Russian Oil Buyer like India May Face US Sanctions

[ABS News Service/13.07.2026]

Bipartisan sponsors of long-stalled legislation targeting Russia’s energy revenues said they have reached agreement with the Administration on a revised sanctions bill, clearing the way for legislation that had been delayed for months over concerns about preserving presidential flexibility in negotiations with Moscow.

The Senate legislation would complement, rather than replace, existing executive sanctions authorities administered by the Treasury Department’s Office of Foreign Assets Control.

In a joint statement released Friday, Sens. Lindsey Graham (R-SC), Roger Wicker (R-Miss), Richard Blumenthal (D-Conn) and Jeanne Shaheen (D-NH) said they had reached an accord with the White House and expected to unveil the updated legislation shortly.

It was announced early Sunday morning that Sen. Graham died after a short illness. It is unclear whether the senator’s death will affect action on the legislation.

In a statement posted on social media yesterday, Sen. Shaheen urged her colleagues to quickly approve the measure as a tribute to Sen. Graham. “There can be no more fitting memorial to Lindsey, his legacy, or the causes he fought for, than to pass this legislation and realize his long-held dream of an independent and secure Ukraine,” she said.

If enacted, the revised legislation would give the Administration a powerful new statutory tool by expanding the use of secondary sanctions against purchasers of Russian energy while preserving the executive branch’s discretion over implementation. The senators did not specify when the revised bill would be introduced but said they expected to release the legislation “very soon.”

“We are proud to announce that we have reached an agreement with the Trump Administration to move our updated Russia sanctions legislation forward,” the senators said in their statement. “We are very pleased with this significant progress and expect to roll out the legislation very soon.”

Breakthrough

The announcement marks the first major breakthrough after roughly six months of negotiations between Congress and the Administration over legislation that had attracted overwhelming bipartisan support but failed to reach the Senate floor.

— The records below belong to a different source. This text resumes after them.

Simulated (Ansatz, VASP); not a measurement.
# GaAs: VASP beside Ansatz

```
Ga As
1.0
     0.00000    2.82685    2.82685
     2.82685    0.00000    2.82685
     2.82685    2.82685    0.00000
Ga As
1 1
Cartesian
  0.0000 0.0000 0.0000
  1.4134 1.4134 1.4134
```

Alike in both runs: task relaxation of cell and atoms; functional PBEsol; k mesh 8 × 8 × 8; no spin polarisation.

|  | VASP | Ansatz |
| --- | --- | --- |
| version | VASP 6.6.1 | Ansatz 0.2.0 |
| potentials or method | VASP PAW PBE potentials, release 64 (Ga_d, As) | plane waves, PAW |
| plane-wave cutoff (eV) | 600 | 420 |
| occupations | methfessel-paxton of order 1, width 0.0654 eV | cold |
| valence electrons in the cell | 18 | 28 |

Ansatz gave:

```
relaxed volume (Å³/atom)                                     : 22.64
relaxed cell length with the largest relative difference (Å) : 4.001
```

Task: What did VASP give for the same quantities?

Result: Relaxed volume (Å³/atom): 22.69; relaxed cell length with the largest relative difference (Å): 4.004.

The measure, first introduced by Sens. Graham and Blumenthal in 2025, would authorize the president to impose sanctions and tariffs on countries that continue purchasing Russian oil and natural gas, significantly increasing economic pressure on Moscow by targeting the revenues that finance its war in Ukraine.

The bill rapidly gained more than 80 Senate co-sponsors, but Senate leaders delayed floor consideration as the White House sought revisions to ensure President Trump retained broad discretion to use – or withhold – the sanctions authorities while pursuing negotiations with Russia.

The senators indicated those concerns have now been resolved.

“As Russia intensifies its slaughter of civilians, it is imperative that the legislative and executive branches work together to create tools to exact a heavy price on those who buy Russian oil and natural gas, fueling the Putin war machine,” they said.

The agreement follows weeks of renewed congressional pressure on the Administration. During the NATO summit, lawmakers met Treasury Secretary Scott Bessent to urge stronger economic measures against Moscow while arguing that statutory sanctions would strengthen, rather than constrain, US negotiating leverage.

The breakthrough also comes as President Trump has adopted a more critical tone toward Russian President Vladimir Putin following intensified Russian missile and drone attacks on Ukrainian cities.

While OFAC has continued imposing sanctions on Russian entities, it has also accelerated the review of petitions for administrative relief, removing dozens of Russia-related individuals, companies and vessels from the Specially Designated Nationals List over the past month.

That pattern is consistent with Mr. Bessent’s view that sanctions should be used to influence behavior rather than serve as permanent punishment. Mr. Bessent has argued that sanctions are most effective when they remain a source of leverage that can be tightened or relaxed in pursuit of foreign policy objectives.